The “public policy objective“ exception, according to experts, largely reflects concerns over data privacy. Those concerns rose sharply in the wake of the 2013 leaks by Edward Snowden about data gathering on the part of the United States National Security Administration.
“We are seeing to some degree the potential for internet balkanization,“ says Jay Heiser, research vice president at Gartner, referring not only to the TPP provisions but also to those likely to be contained in the Transatlantic Trade and Investment Partnership (TTIP). The next free-trade deal in the pipeline, the TTIP is being negotiated between the United States and the European Union.

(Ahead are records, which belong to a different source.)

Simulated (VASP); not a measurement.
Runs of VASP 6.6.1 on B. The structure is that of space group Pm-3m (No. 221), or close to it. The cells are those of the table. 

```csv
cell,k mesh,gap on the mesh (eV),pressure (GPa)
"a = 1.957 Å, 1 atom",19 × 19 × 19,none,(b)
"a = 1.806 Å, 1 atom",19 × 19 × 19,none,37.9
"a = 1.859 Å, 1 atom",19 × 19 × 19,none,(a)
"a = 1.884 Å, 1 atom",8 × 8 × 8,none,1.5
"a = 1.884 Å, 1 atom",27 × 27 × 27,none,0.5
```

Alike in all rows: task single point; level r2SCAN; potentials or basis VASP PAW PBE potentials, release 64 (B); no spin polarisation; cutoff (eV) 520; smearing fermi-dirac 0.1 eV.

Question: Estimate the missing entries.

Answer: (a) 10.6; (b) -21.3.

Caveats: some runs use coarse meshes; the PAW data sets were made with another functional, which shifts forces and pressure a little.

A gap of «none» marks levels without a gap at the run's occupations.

More worrying, perhaps, is an October ruling that allows EU national governments to invalidate the 15-year-old safe harbor pact around data. The pact allowed thousands of companies to transfer data to the United States. Governments say the pact violates the privacy rights of Europeans by exposing them to U.S. government surveillance. U.S. and European regulators are reportedly negotiating an updated safe harbor agreement, but the timing, as well as the terms of the deal, are unclear at this point.
“From the European point of view, there’s a civil right to privacy that we do not have in the United States,“ says Heiser.
Concern over this privacy right has already been seen in the form of “national cloud” projects by government such as the United Kingdom and the Netherlands, along with the proliferation of similar local clouds and encryption services, many touted as “Patriot Act-proof.”
Cloudier Future?
Where does this leave providers of cloud computing and their clients?
In the United States, which has so far dominated the provision of cloud services, larger providers are moving to establish local databases whether or not they are eventually required to do so under trade agreements. Most recently, Microsoft announced on Nov. 11 that, starting in late 2016, it would be offering European customers the option of storing data in Germany and expanding regional hubs in Ireland and the Netherlands, where the data contained therein would presumably be shielded from U.S. spying.
“In large part this is a product of the Snowden revelations,“ says J. Bradford Jensen of Georgetown University’s McDonough School of Business. “The Snowden stuff and [the European Court of Justice] ruling are going to make cloud adoption more difficult, and it’s a damn shame.”
The immediate impacts, says Jensen, will be felt by smaller American firms and innovative tech firms, which will face higher compliance costs.
“If [governments and clients] require data to be localized, [they’re] going to raise computing costs,“ agrees Robert Atkinson, president of the Information Technology and Innovation Foundation. “The U.S. leads in cloud computing today and these restrictions would tend to put a damper on this. Data nationalism and data localization are not good.”
Atkinson admits that the TPP contains major provisions limiting data nationalism, the exceptions to these provisions may prove to be more important.
“Whether it be TPP or TTIP, the big issue is that things are going to change, and companies need to be nimble to these changes,“ says BMC Software Chief Architect William Platt. “Safe harbor basically got eradicated [and] there are situations where laws could appear to say that data must remain within [a] country or particular region.”
The Pull of the Globe
While there are strong forces for data localization, Platt and others point to a countervailing tendency: that of globalization, particularly when it comes to the cloud. “The cloud is evolving both in a local sense and on a global basis, and cloud providers are adjusting to this.”
“Who would have thought a couple of years ago that we’d be opening up trade with countries like Cuba?” he asks.
“We had actually anticipated more local startups in the cloud, especially post Snowden,“ says Gartner’s Heiser. On the other hand, as he points out, “the American service providers are still quite strong“ and are likely to retain their global lead in this field for some time going forward.
There’s even good news about the NSA’s bulk phone data collection program. The authority for the program ended on November 29, although some Congressman are pushing for reauthorization.
For now, Gartner expects the 16.5% compound annual growth rate (CAGR) in cloud products seen over the past several years to continue, as big companies like Microsoft respond to local privacy concerns. The current environment, says Heiser, tends to “facilitate very small companies, who can piggyback, and reward very large ones, with the companies in the middle facing the sharpest squeeze.”
Trade pacts and international court rulings notwithstanding, cloud adoption will grow as the demand for access to all kinds of databases increases worldwide.
“Balkanization is not an easy thing to do,“ Heiser says. “You’re not supposed to be able to access Facebook in China, but everybody probably does it anyway.”
Ed Zwirn is a freelance writer based in Bethel, N.Y.